Their demands address low wages, (the minimum wage is only $ 70 per month), improved working conditions, the permanent hiring of temporary workers, etc..
All these strikes, of which we probably have only a small glimpse, were triggered independently of the official unions whose function is to maintain social peace and to prevent workers’struggles. Still partial, they are good signs for the future, provided that workers are able to organize on the basis of class, independent not only of the union apparatuses which have sold out to the bosses and the bourgeois state, but by rejecting all the false “brothers”who would use them for their bourgeois goals (such as those who stopped the strike at the Misr Spinning and Weaving Textiles Factory after Mubarak’s departure).


* * *

While Saudi Arabia and the Palestinian Authority, mortally afraid of the mass movement, have all pledged their continued support to Mubarak, the U.S. government has stepped up pressure for a “peaceful political transition ”, that is to say that he give way, the only way to prevent further clashes with incalculable risks: Mubarak was the fuse which had to be replaced to protect capitalism from a high voltage shock which the outburst of class struggle in the greatest country in the Middle East could not fail to produce, with repercussions throughout the region. Within the regime, Mubarak’s closest allies have probably toyed with the idea of an Iranian or Chinese alternative: the crushing of protest, after the inevitable fatigue that has at least temporarily quieted the ardor of the demonstrators. The most influential bourgeois circles, those who are most represented among military leaders, have judged this scenario too risky, just as it was by American imperialism from its perspective.
The Egyptian army was rapidly mobilized to control the crowds, protect buildings, and essential services and goods, while letting the police do the dirty work of repression. Completely absent from the first major events, the Muslim Brotherhood, the only significant opposition force that the government has allowed to develop, has hopped on to the moving train: its role will be irreplaceable tomorrow to maintain bourgeois order. Today, military leaders, after announcing the dissolution of parliament and suspending the constitution, promise a return to civilian rule within six months, by which time they will develop a new constitution.

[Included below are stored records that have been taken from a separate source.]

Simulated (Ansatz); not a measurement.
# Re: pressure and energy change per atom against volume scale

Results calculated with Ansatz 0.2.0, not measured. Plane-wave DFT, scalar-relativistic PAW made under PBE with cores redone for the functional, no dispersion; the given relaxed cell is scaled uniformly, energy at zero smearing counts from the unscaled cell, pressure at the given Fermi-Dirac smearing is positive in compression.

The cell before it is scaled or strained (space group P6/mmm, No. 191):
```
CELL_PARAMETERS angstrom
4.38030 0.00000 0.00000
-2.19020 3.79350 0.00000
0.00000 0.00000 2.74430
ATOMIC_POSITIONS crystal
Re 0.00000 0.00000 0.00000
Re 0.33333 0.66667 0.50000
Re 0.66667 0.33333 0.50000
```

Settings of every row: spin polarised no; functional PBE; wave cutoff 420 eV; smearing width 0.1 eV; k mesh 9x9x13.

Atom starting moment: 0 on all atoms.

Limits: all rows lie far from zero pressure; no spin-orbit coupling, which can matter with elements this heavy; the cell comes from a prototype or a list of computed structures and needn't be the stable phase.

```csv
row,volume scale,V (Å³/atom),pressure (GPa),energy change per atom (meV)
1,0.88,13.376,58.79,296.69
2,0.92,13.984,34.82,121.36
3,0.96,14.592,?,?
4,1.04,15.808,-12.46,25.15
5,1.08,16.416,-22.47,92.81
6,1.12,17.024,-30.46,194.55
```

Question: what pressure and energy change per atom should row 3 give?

Whatever form the regime change takes, bourgeois political power remains intact in Egypt; worse, the Army, the mainstay of this power, arises momentarily haloed in the transition. But the Egyptian proletariat will quickly learn if they do not suspect it yet, that it is against them that the successors of Mubarak will mobilize, that they will be battered anew by police and military repression, and to defend their interests they will have to fight on their own, without the petit-bourgeois democrats, whether nationalist or religious. In Tunisia after Ben Ali had been removed, a new government, led by the same Prime Minister, was set up so that nothing essential changes: the police brutally evicted protesters who encamped in Tunis and continues to fire on the crowds ( 2 dead even on February 4), the capitalists continue to operate, while politicians are preparing for future electoral farce, the hoped-for coronation of the restoration and strengthening of the bourgeois order.

There will inevitably be the same thing in Egypt. Already the Supreme Military Council appears to prohibit any meeting of labor organizations or unions, and in fact prohibiting strikes, and it will call for the resumption of work. The coming period will be one of workers’ struggles and in addition to their determination, the Egyptian proletariat will need solidarity with their class brothers in other countries.
Shaken by an unprecedented economic crisis, the capitalist world order little-by-little begins to reveal fissures everywhere. The future heralds the return of the proletarian struggle, not only in the so-called “periphery ”but also in the richest “central ”capitalist countries where the consequences of the crisis have so far been largely amortized.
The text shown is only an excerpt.